Politics

The Jade Helm Conspiracy Theorists Have a Point

Just not the one they think.

Bob Welch (standing at left) and Jim Dillon hold a sign at a public hearing about the Jade Helm 15 military training exercise in Bastrop, Texas, on April 27, 2015.
Bob Welch (standing at left) and Jim Dillon hold a sign at a public hearing about the Jade Helm 15 military training exercise in Bastrop, Texas, on April 27, 2015.

Photo by Jay Janner/Austin American-Statesman via AP

Most sensible Americans realize that the U.S. military is not planning to invade Texas and declare martial law there, that the Department of Defense does not consider Utah hostile territory, and that the enemies of liberty do not generally announce their coups in press releases before they execute them. If you do not consider these truths to be self-evident, then you might be either conspiracy-pumping radio host Alex Jones, or one of the many people in this fascinating country who have become very upset over the military’s decision to stage a monthslong training exercise this summer, known as Jade Helm 15, across seven states in the Southwest. The Jade Helm hysteria is a South Park episode come to life, filled with hysterical townspeople hoisting odd signs and yelling cartoonishly. But the furor shouldn’t be wholly dismissed as a joke. There is something off-putting about these vast military exercises that will take place way out in the desert, not to mention the secrecy of the military division that is running them—just not in the way the conspiracy theorists think.

A primer: In March, the U.S. Army Special Operations Command announced it would hold a two-month-long training exercise to give Special Forces personnel experience operating on “unfamiliar terrain.” As part of this exercise, USASOC released a map of the Southwestern U.S. with various states, including Texas and Utah, marked as “hostile” territory. A reasonable person, looking at this map and knowing the context, would accept it as a document created for this alternate-reality simulation, like a Model United Nations conference with more guns. But many unreasonable people saw this map and concluded that it is how the Obama administration really feels and that the military was on its way to do … something or other, probably involving gun confiscation, or ISIS, or Walmart, or all of them. The fury over Jade Helm 15 has grown to the point where the governor of Texas has ordered the State Guard to keep tabs on the exercise in order to guarantee Texans’ safety and constitutional rights while federal officials have had to repeatedly reiterate that nothing nefarious is afoot.

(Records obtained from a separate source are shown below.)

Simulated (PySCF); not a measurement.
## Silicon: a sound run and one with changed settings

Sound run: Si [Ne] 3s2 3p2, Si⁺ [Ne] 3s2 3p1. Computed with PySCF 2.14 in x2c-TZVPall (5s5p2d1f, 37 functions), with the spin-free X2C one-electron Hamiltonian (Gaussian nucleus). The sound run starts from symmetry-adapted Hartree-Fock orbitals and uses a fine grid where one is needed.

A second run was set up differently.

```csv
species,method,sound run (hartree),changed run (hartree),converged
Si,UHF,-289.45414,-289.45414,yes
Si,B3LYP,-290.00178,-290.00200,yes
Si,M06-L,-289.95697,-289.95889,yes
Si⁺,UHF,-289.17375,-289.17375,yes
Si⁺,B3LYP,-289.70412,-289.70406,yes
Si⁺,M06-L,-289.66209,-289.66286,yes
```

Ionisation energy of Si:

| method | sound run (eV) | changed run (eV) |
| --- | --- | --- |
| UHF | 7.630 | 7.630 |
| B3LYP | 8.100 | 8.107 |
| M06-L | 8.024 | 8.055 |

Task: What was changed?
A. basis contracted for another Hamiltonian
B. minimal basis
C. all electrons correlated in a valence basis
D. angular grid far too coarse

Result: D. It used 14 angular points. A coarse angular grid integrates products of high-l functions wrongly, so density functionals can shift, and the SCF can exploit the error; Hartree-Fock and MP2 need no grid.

It’s easy to mock the Jade Helmers as cranks—jowly, wind-burned conspiracy nuts who get their news from CAPS LOCK email forwards and paranoid banner ads. Like all stereotypes, there is some truth in this one, but it’s also more than a little unfair. In the rush to condemn and dismiss these dumb people and score political points off their inarticulate paranoia—one blogger at Daily Kos wonders whether the conspiracy theory is “the single stupidest thing to come out of Texas in 20 years,” which is really saying something—some commentators are missing what seems like a fairly obvious point. My colleague Dahlia Lithwick had a very smart piece in Slate on Thursday noting the connections between the Jade Helm uproar and the recent Freddie Gray protests in Maryland, both of which are rooted in “fears of a militarized police state, anxiety over lawless authorities, worries about privacy and personal property, a yawning gap between haves and have-nots. These grievances are fueled by what we know about police, the military, and the collapse of the line between them.” This collapse is evident to any resident of a major American city. The high-profile police shootings that have dominated America’s headlines over the past year—and the often-violent standoffs between protesters and police that have ensued—certainly seem to indicate that America’s order-maintenance personnel are better armed and less discreet than ever.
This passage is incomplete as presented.